Twenty years ago on Jan. 17 at 5:00 a.m., I awoke and began my morning routine of making coffee and sitting down to a good book. I was actually lying down, as I lived in 4.5 tatami mat room and my bed also served as my couch. I had returned to Japan on 15 January, following a trip to the United States to celebrate Christmas with the family. It was the first time to be home in more than two years.
While home in New Jersey, I had transitioned to decaffeinated coffee, but as I did not have any with me in my student dorm in Toyonaka City, Osaka Prefecture, I used regular coffee. About 40 minutes later after I poured my first cup, my body started vibrating and I got very jumpy. I thought it was the effect of the caffeine, but when the Earth started roaring, the building rumbling, the room shaking, and the furniture and items in my room jumping and flying around, I knew it was not the coffee.

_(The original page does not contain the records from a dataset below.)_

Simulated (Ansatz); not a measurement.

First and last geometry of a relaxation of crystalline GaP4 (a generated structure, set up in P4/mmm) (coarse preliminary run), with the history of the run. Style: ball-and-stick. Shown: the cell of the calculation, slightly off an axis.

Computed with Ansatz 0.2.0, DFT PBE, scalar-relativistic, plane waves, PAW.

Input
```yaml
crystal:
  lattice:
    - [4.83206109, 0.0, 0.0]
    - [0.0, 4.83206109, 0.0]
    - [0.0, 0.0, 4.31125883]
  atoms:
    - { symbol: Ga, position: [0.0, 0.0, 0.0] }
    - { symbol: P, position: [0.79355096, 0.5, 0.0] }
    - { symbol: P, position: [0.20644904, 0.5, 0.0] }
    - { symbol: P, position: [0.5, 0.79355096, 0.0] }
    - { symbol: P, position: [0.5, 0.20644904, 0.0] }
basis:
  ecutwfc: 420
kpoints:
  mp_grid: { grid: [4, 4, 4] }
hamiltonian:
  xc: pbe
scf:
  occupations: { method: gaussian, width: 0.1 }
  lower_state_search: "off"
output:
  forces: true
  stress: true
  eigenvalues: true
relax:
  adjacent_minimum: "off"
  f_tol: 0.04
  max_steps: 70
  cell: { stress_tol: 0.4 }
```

It was the magnitude 6.8 earthquake that damaged much of Kobe and southern Hyogo Prefecture, later known as the Great Hanshin-Awaji Earthquake, that killed more than 6,000 people, including two of my classmates. One was Jun Kudo, who was on the path of becoming a great scholar of political science, and the other was Wataru Mori, who seemed destined to become a star reporter for the Yomiuri Shimbun.